On Tuesday, May 5 at 7 p.m. Percy will be talking about archeoastronomy during a livestream. He explains he will be exploring astronomy of pre-technology civilizations, which used the daytime and nighttime sky as a calendar and compass.

“It was high tech for them,” he says, noting these earlier civilizations found direction, time and time of year by looking at the sky. Clocks would be set based on the position of the sun and sea captains had to learn basic astronomy because they navigated by the stars, Percy says.

People looked to the heavens for both practical and religious reasons. Indeed, even the name heaven and heavens have religious and astronomical meanings.

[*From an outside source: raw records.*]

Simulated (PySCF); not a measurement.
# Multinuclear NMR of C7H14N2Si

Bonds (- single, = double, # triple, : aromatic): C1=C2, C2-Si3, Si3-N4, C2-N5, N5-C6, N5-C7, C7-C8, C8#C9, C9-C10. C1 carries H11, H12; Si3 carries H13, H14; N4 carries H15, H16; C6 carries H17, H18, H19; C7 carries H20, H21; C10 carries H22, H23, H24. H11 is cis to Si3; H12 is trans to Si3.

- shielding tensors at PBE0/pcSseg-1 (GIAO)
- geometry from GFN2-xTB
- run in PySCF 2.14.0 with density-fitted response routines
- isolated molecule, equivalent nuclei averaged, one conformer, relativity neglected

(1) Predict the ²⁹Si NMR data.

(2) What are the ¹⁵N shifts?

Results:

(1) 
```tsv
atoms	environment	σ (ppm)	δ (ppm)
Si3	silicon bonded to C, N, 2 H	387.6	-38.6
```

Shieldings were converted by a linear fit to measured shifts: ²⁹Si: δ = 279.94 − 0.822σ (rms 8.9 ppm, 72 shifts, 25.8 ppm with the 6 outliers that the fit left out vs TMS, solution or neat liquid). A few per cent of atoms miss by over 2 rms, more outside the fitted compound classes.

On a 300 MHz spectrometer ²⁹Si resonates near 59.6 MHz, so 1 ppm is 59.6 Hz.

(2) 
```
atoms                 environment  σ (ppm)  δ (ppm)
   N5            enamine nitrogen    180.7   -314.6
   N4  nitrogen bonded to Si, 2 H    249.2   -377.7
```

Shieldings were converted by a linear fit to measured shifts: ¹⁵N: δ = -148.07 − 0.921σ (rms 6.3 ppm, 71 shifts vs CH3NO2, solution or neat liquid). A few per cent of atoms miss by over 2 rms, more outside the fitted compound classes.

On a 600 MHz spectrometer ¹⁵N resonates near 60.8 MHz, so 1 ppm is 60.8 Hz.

“It is preserved today in the names of the planets because they were assumed to have a connection with the gods” Percy says. Mars is the god of war, Venus the goddess of beauty, and so on.

Much of what can be seen in the sky is imbued with cultural meaning. “Different cultures see different things,” Percy says, noting the constellations are not scientific patterns but are instead culturally determined.

Many probably know the constellations based on Greek and Roman mythology, which goes back 2,000 years, he explains, yet those same patterns mean something different in Indigenous and Chinese culture. People looked up and recognized stories written in the sky, and those stories of gods or animals that were important in life were kept alive.

Perhaps the most well-known constellation in the night sky is the Big Dipper. Percy notes it is actually part of Ursa Major. Meanwhile, the pole star, used in navigation, is part of Ursa Minor. Thousands of years ago people saw a big bear and little bear in the stars.

When physical distancing measures are lifted, Percy suggests attending one of RASC’s star parties at The Riverwood Conservancy. It offers a great opportunity for those who have become familiar with the sky to see different telescopes in action and talk to fellow stargazers.

The cosmos offers many lessons and wonders for the inquisitive. Whether observed from a balcony, backyard, park (when permitted), or from the couch, the universe provides a fascinating expanse to explore.

“Be curious,” Percy says. “There’s a whole universe up there.”